I write as a concerned citizen and taxpayer, in hopes that the new mayor and council will recognize the dire plight and begin to act in the interests of the starving merchants and long-suffering business owners who must be on the verge of business suicide on our White Rock waterfront.

The long-suffering citizens of White Rock deserve better than this unsupervised kindergarten construction school that we witness on a daily basis. Fencing goes up. Machines move around. Pipes and equipment get delivered. Parking spaces magically disappear. Train crossings become barricades. Pedestrian walkways are torn up.

But workmen remain invisible for days, weeks and months.

The Eiffel Tower was built in just over two years. The Empire State Building was completed in just over a year. The Port Mann bridge took about four years. The Canadian Pacific Railway was completed in just over four years.

How long will it take for the city of White Rock to construct a public washroom? We don’t know? Will it ever be finished?

How long will it take for the City of White Rock to complete eight new pedestrian railway crossings? We don’t know. No completion date is promised.

How long it take for pedestrians to regain unrestricted access to the treasured seafront promenade of the City of White Rock? We don’t know. No completion date is available to the public.

How long must the desperate small merchants of the City of White Rock cling to their hopes and well-deserved dream of making a sustainable living?

We don’t know.

Mark Kroeker, White Rock

• • •

I recently enjoyed a delicious meal at the Little India restaurant, a longtime favourite just east of the pier on Marine Drive.
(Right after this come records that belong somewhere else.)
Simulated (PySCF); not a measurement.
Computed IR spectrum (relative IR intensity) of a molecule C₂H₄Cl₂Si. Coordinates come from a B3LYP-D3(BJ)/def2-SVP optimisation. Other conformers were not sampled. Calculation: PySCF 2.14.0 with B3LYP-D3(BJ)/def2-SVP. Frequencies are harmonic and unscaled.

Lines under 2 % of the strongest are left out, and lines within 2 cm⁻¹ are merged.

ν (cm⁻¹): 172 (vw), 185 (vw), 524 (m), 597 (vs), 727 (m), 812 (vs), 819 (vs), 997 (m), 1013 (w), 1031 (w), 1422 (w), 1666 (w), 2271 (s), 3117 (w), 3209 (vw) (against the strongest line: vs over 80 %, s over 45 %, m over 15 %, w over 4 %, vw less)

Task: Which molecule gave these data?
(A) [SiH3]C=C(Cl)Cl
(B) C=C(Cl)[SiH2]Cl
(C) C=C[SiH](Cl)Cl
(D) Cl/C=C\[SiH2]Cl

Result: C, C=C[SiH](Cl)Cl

Like other businesses at the beach, Little India has been seriously impacted by the prolonged construction at Memorial Park, and White Rock city appears to be doing nothing to mitigate the damage done to these hardworking small businesses.

I hope that our new council does not just pay lip service to a more caring and inclusive attitude, and will provide tax, parking or licensing breaks to these businesses to help them stay afloat.

We need to support these businesses as customers, as often as possible, but the city should also be supporting them, to ensure that they can continue to operate in our community.